The Magic of Compounding

 “Compound interest is the eighth wonder of the world. He who understands it, earns it … he who doesn’t … pays it.” -Albert Einstein

What would you choose? Rs. 10,000 per day for 30 days vs Rs. 1 that would double the value for 30 days? Rs. 10,000 per day sounds fascinating, ain’t it? But it will give you Three Lakhs at the end of the month but the latter one will give over Fifty Lakhs. Surprised? Welcome, to the world of compound interest!

Compound interest possess magical powers, like hypothetically turning a rupee to 50 lakhs. The great part about compound interest is that it applies to money, and it helps us to achieve our financial goals, such as becoming a millionaire, retiring comfortably, or being financially independent.

Time, a major factor

Let's consider the case of two other investors, Manjil and Bikram, who'd also like to become millionaires. Say Manjil put Rs. 2,000 per year into the market between the ages of 24 and 30, that he earned a 12% aftertax return, and that he continued to earn 12% per year until he retired at age 65. Bikram also put in Rs. 2,000 per year, earned the same return, but waited until he was 30 to start and continued to invest Rs. 2,000 per year until he retired at age 65. In the end, both would end up with about 1 million (10 lakhs). However, Manjil had to invest only Rs. 12,000 (i.e., Rs. 2,000 for six years), while Bikram had to invest Rs. 72,000 (Rs. 2,000 for 36 years) or six times the amount that Manjil invested, just for waiting only six years to start investing.

Clearly, investing early can be at least as important as the actual amount invested over a lifetime. Therefore, to truly benefit from the magic of compounding, it's important to start investing early. We can't stress this fact enough! After all, it's not just how much money you start with that counts, it's also how much time you allow that money to work for you.

Interest rate and it's importance in Stock Market

Along with the time, the rate of interest also matters. Fewer deviations in interest rate can mean a huge difference. Again, let’s take above example but altering the interest rate of Manjil to 8% and Bikram being 12%. But this time, cleaver Bikram starts investing at the same age Manjil starts i.e. 24. Now, what would be their return? Manjil would have earned about 2.5 lakhs against Bikram's 10 lakhs. If there was another guy, say Smaran investing from the same age but with 4% annual return, he would have earned just over Rs. 50,000. So, few percentage difference can mean huge difference in future wealth. Therefore, investing in stocks with constant return (if higher, better) than the stocks with fluctuating rates is better for a long run.

Thus, Compound interest can help you attain your goals in life. In order to use it most effectively, you should start investing early, invest as much as possible, and attempt to earn a reasonable rate of return.

On a final note, there is a philosophical saying yet applicable to compound interest: "In the beginning you struggle a lot to get things going and afterwards once it reaches to a point it just takes off smoothly". How does that analogy go again? It is something like starting a business is like a rocket ship taking off into space. You spend 80% of your fuel during take off and once it reaches a certain point it flies smoothly with minimal consumption. So, if you have already started investing then don’t be proud of yourself and INVEST MORE. And, if you haven’t INVEST NOW!!

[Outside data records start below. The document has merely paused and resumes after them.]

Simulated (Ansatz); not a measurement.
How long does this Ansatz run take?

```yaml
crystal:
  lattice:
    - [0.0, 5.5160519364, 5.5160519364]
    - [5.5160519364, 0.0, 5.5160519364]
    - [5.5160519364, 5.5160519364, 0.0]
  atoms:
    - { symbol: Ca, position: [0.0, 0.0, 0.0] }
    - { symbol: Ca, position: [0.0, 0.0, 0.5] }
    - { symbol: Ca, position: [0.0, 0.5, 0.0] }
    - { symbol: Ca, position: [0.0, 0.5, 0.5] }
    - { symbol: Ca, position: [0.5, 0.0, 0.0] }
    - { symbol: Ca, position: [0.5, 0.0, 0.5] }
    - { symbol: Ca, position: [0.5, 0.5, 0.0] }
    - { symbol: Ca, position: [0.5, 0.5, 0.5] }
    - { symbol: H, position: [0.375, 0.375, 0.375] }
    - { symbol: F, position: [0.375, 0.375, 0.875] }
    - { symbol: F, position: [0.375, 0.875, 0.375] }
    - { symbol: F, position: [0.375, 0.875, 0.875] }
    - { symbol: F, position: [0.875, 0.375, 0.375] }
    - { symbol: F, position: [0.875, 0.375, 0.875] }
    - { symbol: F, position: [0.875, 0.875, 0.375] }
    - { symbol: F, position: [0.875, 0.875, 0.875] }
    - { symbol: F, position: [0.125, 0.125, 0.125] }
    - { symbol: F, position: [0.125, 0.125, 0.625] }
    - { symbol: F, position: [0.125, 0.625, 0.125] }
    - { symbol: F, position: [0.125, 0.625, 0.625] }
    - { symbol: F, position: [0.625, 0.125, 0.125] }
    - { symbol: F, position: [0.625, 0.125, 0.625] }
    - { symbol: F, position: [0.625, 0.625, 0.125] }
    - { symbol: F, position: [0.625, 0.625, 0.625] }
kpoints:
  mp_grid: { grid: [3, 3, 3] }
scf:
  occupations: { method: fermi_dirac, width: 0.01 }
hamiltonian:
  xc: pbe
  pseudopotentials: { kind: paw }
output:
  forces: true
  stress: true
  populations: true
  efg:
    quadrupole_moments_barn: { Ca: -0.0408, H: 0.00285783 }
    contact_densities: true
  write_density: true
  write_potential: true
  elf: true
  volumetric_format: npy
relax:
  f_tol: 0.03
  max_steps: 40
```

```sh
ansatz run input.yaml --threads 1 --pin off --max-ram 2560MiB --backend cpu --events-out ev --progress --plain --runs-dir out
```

Is there a tip for calculating the time for the money to get doubled for certain interest? Yes! You can use rule of 72. For example, if you wanted to know how many years it would take for an investment earning 12% to double, simply divide 72 by 12, and the answer would be approximately six years. The reverse is also true. If you wanted to know what interest rate you would have to earn to double your money in five years, then divide 72 by five, and the answer is about 15%.